DeepBoner / docs /specs /SPEC_01_DEMO_TERMINATION.md
VibecoderMcSwaggins's picture
feat: SPEC_01 (Termination) + SPEC_02 (E2E Tests) implementation (#66)
0257d2f unverified
|
raw
history blame
3.85 kB

SPEC 01: Demo Termination & Timing Fix

Priority: P0 (Hackathon Blocker)

Problem Statement

Advanced (Magentic) mode runs indefinitely from user perspective. The demo was manually terminated after ~10 minutes without reaching synthesis.

Root Cause Hypothesis: We're trusting agent_framework.MagenticBuilder.max_round_count to enforce termination, but:

  1. We don't know how the framework counts "rounds"
  2. Our iteration counter only tracks MagenticAgentMessageEvent, not all framework rounds
  3. Manager coordination messages (JUDGING) happen between rounds and don't count

Investigation Required

Question 1: Does max_round_count actually work?

# Current code (src/orchestrator_magentic.py:111)
.with_standard_manager(
    chat_client=manager_client,
    max_round_count=self._max_rounds,  # Default: 10
    max_stall_count=3,
    max_reset_count=2,
)

Test: Set max_round_count=2 and verify termination.

Question 2: What counts as a "round"?

From demo output:

  • JUDGING (Manager) - many of these
  • SEARCH_COMPLETE (Agent)
  • HYPOTHESIZING (Agent)
  • JUDGE_COMPLETE (Agent)
  • STREAMING (Delta events)

Is one "round" = one full cycle of all agents? Or one agent message?

Question 3: Why no final synthesis?

The demo showed lots of evidence gathering but never reached ReportAgent. Either:

  1. JudgeAgent never said "sufficient=True"
  2. Framework terminated before synthesis (unlikely given time)
  3. Something else broke the flow

Proposed Solutions

Option A: Add Hard Timeout (Recommended for Hackathon)
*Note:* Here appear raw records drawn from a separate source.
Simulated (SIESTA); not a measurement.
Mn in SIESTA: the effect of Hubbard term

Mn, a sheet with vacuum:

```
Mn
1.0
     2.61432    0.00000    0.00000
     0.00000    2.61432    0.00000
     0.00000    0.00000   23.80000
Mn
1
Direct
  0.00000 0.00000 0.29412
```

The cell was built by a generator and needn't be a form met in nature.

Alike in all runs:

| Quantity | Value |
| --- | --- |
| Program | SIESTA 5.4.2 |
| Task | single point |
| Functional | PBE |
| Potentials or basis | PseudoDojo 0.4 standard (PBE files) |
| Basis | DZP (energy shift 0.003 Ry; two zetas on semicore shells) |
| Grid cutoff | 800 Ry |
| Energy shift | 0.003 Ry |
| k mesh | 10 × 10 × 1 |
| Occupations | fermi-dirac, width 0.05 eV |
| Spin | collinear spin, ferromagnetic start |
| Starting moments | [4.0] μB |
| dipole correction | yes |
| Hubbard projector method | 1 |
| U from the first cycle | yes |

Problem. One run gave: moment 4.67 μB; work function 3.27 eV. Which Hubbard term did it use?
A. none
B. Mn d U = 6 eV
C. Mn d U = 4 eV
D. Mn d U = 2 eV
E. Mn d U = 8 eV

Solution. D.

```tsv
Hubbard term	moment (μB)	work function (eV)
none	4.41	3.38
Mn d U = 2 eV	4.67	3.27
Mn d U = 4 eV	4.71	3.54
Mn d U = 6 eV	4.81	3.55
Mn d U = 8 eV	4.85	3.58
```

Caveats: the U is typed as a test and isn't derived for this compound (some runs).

# src/orchestrator_magentic.py
import asyncio

async def run(self, query: str) -> AsyncGenerator[AgentEvent, None]:
    # ...existing setup...

    DEMO_TIMEOUT_SECONDS = 300  # 5 minutes max

    try:
        async with asyncio.timeout(DEMO_TIMEOUT_SECONDS):
            async for event in workflow.run_stream(task):
                # ...existing processing...

    except TimeoutError:
        yield AgentEvent(
            type="complete",
            message="Research timed out. Synthesizing available evidence...",
            data={"reason": "timeout", "iterations": iteration},
            iteration=iteration,
        )
        # Attempt to synthesize whatever we have

Option B: Reduce max_rounds AND Add Progress

# Lower the round count AND show which round we're on
max_round_count=5,  # Was 10

Plus yield round number:

yield AgentEvent(
    type="progress",
    message=f"Round {round_num}/{max_rounds}...",
    iteration=round_num,
)

Option C: Force Synthesis After N Evidence Items

# In judge logic
if len(evidence) >= 20:
    return "synthesize"  # We have enough, stop searching

Acceptance Criteria

  • Demo completes in <5 minutes with visible progress
  • User sees round count (e.g., "Round 3/5")
  • Always produces SOME output (even if partial)
  • Timeout prevents infinite running

Status: IMPLEMENTED (commit b1d094d)

Test Plan

@pytest.mark.asyncio
async def test_magentic_terminates_within_timeout():
    """Verify demo completes in reasonable time."""
    orchestrator = MagenticOrchestrator(max_rounds=3)

    events = []
    start = time.time()

    async for event in orchestrator.run("simple test query"):
        events.append(event)
        if time.time() - start > 120:  # 2 min max for test
            pytest.fail("Orchestrator did not terminate")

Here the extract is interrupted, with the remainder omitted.